COMMERCIAL CONTROL

The Knaben mines, in Fjotland, the most famous and probably the only successful molybdenum mines in Norway, were acquired in 1905 by an English company, the Blackwell Developing Corporation. Later a newly organized Norwegian company, with head office in Christiania, took over the mines at a price of 2,500,000 crowns.

In Mexico the large molybdenum deposit in the Sahuaripa district of eastern Sonora is owned by George Fast, of Douglas, Arizona. The Lucky Tiger-Combination Gold Mining Co., of Kansas City, Mo., (American) owns the deposits in the Montezuma district. Another American company has acquired deposits near Poza, Sonora, about 20 miles north of Hermosillo. A deposit located 35 miles from the port of Topolabampo, northwestern Sinaloa, is owned by an American. The Compañia Minera Aurora y Anexas, operating molybdenum mines near Coyame and Marquez, northeastern Chihuahua, is owned by the Madero estate. The ore has been shipped to Leonard Worcester, El Paso, Texas, agent for the estate and also purchaser for L. Vogelstein & Co., New York, formerly a branch of the German metals combine.

In the United States, during the war the claim was made a number of times, both privately and in the press, that German interests were trying to obtain control of the molybdenum deposits of the country. This was due to the fact that the American Metal Co., which operates at Climax, Colorado, as the Climax Molybdenum Co., and which has some other molybdenum deposits, was formerly controlled by German interests. It is true that the majority of the stock of the American Metal Co. was owned in Germany, but Mr. Palmer, the Alien Property Custodian, took charge of this stock, and the affairs of the American Metal Co. were readjusted to changed conditions. The principal stockholders of the Primos Chemical Co. were four brothers by the name of Boericke. Before the war they had strong German connections, but outside of their deposits at Empire they made no special effort to get large molybdenum holdings in this country and did not seek to get a combination of any of the operating companies. The Primos Chemical Co. has since 1919 been taken over by the Vanadium Products Corporation, affiliated with the Bethlehem Steel Corporation. The Molybdenum Products Co., Denver, Colorado, which owns a part of the molybdenum deposit on the slope of Bartlett Mountain, near Climax, and operates a 200-ton mill, is a subsidiary of E. J. Longyear Co., exploring engineers, of Minneapolis, Minnesota. Both companies are owned by American stockholders.

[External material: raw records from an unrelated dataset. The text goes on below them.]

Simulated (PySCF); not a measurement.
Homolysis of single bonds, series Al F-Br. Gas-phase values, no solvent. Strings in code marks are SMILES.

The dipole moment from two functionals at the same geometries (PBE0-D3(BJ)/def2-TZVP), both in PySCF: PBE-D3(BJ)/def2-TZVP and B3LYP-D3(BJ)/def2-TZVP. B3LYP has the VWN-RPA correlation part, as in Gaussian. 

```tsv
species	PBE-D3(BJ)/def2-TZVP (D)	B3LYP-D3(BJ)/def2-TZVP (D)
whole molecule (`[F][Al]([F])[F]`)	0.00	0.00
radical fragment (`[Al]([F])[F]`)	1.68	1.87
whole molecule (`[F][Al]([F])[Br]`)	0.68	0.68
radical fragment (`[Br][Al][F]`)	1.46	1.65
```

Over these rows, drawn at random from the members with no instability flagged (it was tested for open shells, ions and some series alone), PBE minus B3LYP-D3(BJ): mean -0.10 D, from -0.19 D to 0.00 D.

In Canada and Australia it is certain that no one large interest has control, as the ore comes from a number of more or less independent small mines.

A large number of patents have been issued in connection with the concentration and metallurgy of molybdenum. None of these is vital to production; most are valueless, and even those that have a distinct value do not necessarily give control to the owner of the patents or secret processes.

In order to insure a steady demand for molybdenum, the prime requisite is a definite knowledge of the properties and uses of molybdenum steel. In the past this has been lacking, and at present it is not possessed by the majority of operators and steel makers. Europe should assist materially in supplying this deficiency. Molybdenum steel at the present time is in the same position as vanadium steel was a number of years ago—it is on trial. This uncertainty caused a very decided slump in the demand for molybdenum concentrates in the spring of 1918. A control of molybdenum is more likely to come through the manufacture of molybdenum steel than through processes connected with the production of concentrates or ferromolybdenum.